November 10, 2009
Why they decided to release it to the public rather than give their methods directly to Sidney Lowe is beyond me. If 2009-2010 goes as planned, the Wolfpack will need the help.
Yes, two N.C. State engineers say they've found the best way to shoot a free throw, a combination of setup, release speed, and aim that, when scientifically recreated, always leads to a made shot. The process is simple physics and geometry -- notice how I say "simple", as if I understand anything about physics, geometry, or even basic arithmetic -- and sounds pretty straightforward, given the science involved:
First, the engineers say that shooters should launch the shot with about three hertz of back spin. That translates to the ball making three complete backspinning revolutions before reaching the hoop. [...] Where to aim? Tran and Silverberg say you should aim for the back of the rim, leaving close to 5 centimeters – about 2 inches – between the ball and the back of the rim. According to the simulations, aiming for the center of the basket decreases the probabilities of a successful shot by almost 3 percent.
The engineers say that the ball should be launched at 52 degrees to the horizontal. If you don’t have a protractor in your jersey, that means that the shot should, at the highest point in its arc to the basket, be less than 2 inches below the top of the backboard.

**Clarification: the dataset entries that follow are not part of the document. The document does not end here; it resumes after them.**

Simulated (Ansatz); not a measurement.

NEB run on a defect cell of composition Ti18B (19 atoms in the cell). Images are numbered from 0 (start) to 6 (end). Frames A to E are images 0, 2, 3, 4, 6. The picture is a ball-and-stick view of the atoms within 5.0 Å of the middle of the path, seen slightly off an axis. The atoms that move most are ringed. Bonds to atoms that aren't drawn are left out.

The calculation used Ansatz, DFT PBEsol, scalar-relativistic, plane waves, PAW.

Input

There is also something about a 52-degree angle to the backboard and a high release that the researchers want to hammer home, but I stopped reading because ew, math. Am I right? Learning sucks! Let's quit with the boring stuff and get to the funny tongue-in-cheek quote from a researcher, please:
"Our recommendations might make even the worst free-throw shooters – you know who you are, Shaquille O’Neal and Ben Wallace – break 60 percent from the free-throw line,” Silverberg says with tongue firmly in cheek. “A little bit of physics and a lot of practice can make everyone a better shooter from the free-throw line."
I have a feeling Ben Wallace and Shaquille O'Neal and horrid free throw shooters the world over are not exactly going to be persuaded by that. The "lots of practice" thing isn't a problem. It's the "little bit of physics" that will likely prove prohibitive. Interesting stuff, though.